The reader is advised to read all the lessons (tutorials) in this full course, in the order presented.

Question

Given an array A, your task is to output an array B of the same length, by applying the following transformation:

 - For each i from 0 to N - 1 inclusive, B[i] = A[i - 1] + A[i] + A[i + 1].
 - If an element in the sum A[i - 1] + A[i] + A[i + 1] does not exist, use 0 in its place.
 - For instance, B[0] = 0 + A[0] + A[1].

N is the number of elements in the array.

Example:

For A = [4, 0, 1, -2, 3]:

 - B[0] = 0 + A[0] + A[1] = 0 + 4 + 0 = 4
 - B[1] = A[0] + A[1] + A[2] = 4 + 0 + 1 = 5
 - B[2] = A[1] + A[2] + A[3] = 0 + 1 + (-2) = -1
 - B[3] = A[2] + A[3] + A[4] = 1 + (-2) + 3 = 2
 - B[4] = A[3] + A[4] + 0 = (-2) + 3 + 0 = 1

So, the output should be solution(A) = [4, 5, -1, 2, 1].

Employ a time complexity of O(N) and a space complexity of O(N).

Note:

Consider the expression:

    A[i - 1] + A[i] + A[i + 1]

In the evaluation of, A[-1] + A[0] + A[1], the value A[-1] should not exist, because the index -1 is out of bounds.
In the evaluation of, A[N-2] + A[N-1] + A[N], the value A[N] should not exist, because the index N is out of bounds.

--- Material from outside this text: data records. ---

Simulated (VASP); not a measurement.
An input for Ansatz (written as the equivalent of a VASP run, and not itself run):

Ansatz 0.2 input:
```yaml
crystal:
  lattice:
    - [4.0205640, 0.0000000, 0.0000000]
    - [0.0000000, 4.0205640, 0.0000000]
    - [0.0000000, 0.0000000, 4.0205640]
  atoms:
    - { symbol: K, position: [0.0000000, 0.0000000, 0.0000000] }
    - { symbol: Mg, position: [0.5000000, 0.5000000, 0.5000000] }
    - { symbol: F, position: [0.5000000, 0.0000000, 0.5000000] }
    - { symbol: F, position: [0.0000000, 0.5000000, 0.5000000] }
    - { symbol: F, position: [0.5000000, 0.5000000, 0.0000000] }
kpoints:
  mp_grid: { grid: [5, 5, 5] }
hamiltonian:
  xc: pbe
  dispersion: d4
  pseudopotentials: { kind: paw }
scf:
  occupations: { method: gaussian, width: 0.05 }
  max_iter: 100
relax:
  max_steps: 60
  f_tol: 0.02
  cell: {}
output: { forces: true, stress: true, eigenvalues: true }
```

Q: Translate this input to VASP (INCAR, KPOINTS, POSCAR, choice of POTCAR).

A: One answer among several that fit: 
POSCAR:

These are the only two edge cases.

Solution

Just apply the statement,

    B[i] = A[i - 1] + A[i] + A[i + 1]

in a for-loop, taking into consideration, the two edge cases above. The program is (read through the code and comments):

    #include <stdio.h> 

    int solution(int A[], int N) {
        int B[N];
        for (int i=0; i < N; i++) {
            B[i] = A[i];    //for A[i] 

            if (i > 0)    //to avoid A[-1]
                B[i] = B[i] + A[i - 1];

            if (i < N-1)    //to avoid A[N]
                B[i] = B[i] + A[i + 1];
        }
        
        //Output 
        for (int i=0; i < N; i++)
            printf("%i, ", B[i]);
        printf("\n");
    }

    int main() 
    { 
        int A[] = {4, 0, 1, -2, 3};
        int N = sizeof(A) / sizeof(A[0]);    //divide size of array by size of one (first) element

        solution(A, N);

        return 0; 
    }

The output is:

    4, 5, -1, 2, 1, 

The time complexity is O(N) for the first for-loop. The space complexity is actually O(2N) for the two arrays. However, the coefficient (multiplier) is always omitted, to quote O(N).